Thursday, September 27, 2012


Chilled raw goats milk, 1 gallon
Having goats, I am no stranger to owning vast amounts of milk, and I routinely make cheese of one kind or another. Sometimes I get success, sometimes failure. For example, my chevre has been all over the place. Sometimes it's gentle tasting and creamy, but sometimes grainy, tart or watery. Partly, this has to do with where my goat is in her lactation cycle and the goat's diet. But it also comes from my being complacent.

I start making some of the simple cheese from memory instead of from recipe, and it shows in their quality.

At least, I hope. I am going to try following Mary Karlin's chevre recipe as closely as I can and see if I can get a batch of smooth, creamy, firm, mild tasking chevre.

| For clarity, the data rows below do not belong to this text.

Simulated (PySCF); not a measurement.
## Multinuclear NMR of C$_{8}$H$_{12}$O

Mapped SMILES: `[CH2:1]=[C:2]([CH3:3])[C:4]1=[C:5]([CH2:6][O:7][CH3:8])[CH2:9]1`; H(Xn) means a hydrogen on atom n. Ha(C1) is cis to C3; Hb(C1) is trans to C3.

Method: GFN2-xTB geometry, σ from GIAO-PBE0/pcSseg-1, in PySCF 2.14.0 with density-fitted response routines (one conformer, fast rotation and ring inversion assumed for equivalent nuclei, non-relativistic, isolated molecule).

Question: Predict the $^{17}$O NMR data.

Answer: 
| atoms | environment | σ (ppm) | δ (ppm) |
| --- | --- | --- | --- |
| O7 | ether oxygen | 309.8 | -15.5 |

I am using milk from my goat, Meggie. Because I am making the cheese for home consumption, I will use the milk raw, as we normally drink it.

The recipe is already contains a step I don't normally do. I usually warm the milk up straight out of the fridge, but per instructions, I let it rest for one hour first. Then I warm it to 86 degrees (30 C.), sprinkle 1/2 t of starter culture over it, and let it sit for 5 minutes.
Stirring in 1/2 teaspoon meso starter

Again, I usually do the impatient thing and mix in the starter without waiting. Today I wait, then mix.

Then I wait again.

Normally, at this point, I add a drop of rennet mixed in a quarter cup of water. Today, I just leave the milk to ripen. The starter culture will grow, turning the milk's lactose into lactic acid, reducing the pH and causing the cheese solids to form a curd.

The milk with its starter culture incubates overnight. It should form a solid curd floating in clear whey. Instead, 12 hours after I mixed it, it's still semi-gelled. It looks like buttermilk. It is buttermilk. I leave it.

Somewhat thickened, somewhat grainy curds after 12 hours

Curds after 24 hours - still not solid

It has now been 24 hours. The milk/curd is still looser than I am used to. It is similar to home made yogurt. When I touch it with a spoon, there is whey that runs around the spoon, but the curds are still liquid enough to fill in instead of breaking. The surface is pock-marked when whey speckles it as I remove the spoon. I am very nervous about draining these curds. They look like grainy liquid, but I faithfully ladle them into my reusable nylon cheese fabric.

Draining the grainy, still-fluid curds

To my wonder, the curds don't drain through the holes in the cloth. Instead, whey seeps through, leaving the curd behind. After half an hour, I dutifully toss the soggy mess with 1 tsp salt.

The draining takes much longer than I am used to and longer than the instructions led me to believe. 24 hours, and then 36, elapse before the cheese has reached chevre consistency.

But OH, MY, is it good. This chevre is so much smoother than the cheese I make using a drop of rennet. It is better than any I have made and far superior to anything you can buy.

To answer the cheesepalooza questions, this cheese is:

Appearance: very white, dense, smooth, matte, shiny when warmed, like  cream cheese
Nose (aroma): faint, milky, slightly sour
Overall Taste:  mild, no goaty flavor, slightly tart, very rich
Sweet to Salty: sweet, in spite of the added salt
Mild (mellow) to Robust : mellow
Mouth Feel: creamy, slightly buttery. It left a slight buttery coating to my mouth. Contrary to my expectations when I saw the grainy coagulate, there was no graininess left when it drained. NONE. Smooth as silk. The texture was truly perfect.

Some of it is getting spread on home made bagels. My son's school serves bagels  and cream cheese for school breakfast - he told me mine are better!

Some is crusted with breadcrumbs and baked, then served atop a salad of homegrown greens.

The rest will be crumbled on pasta. Yum.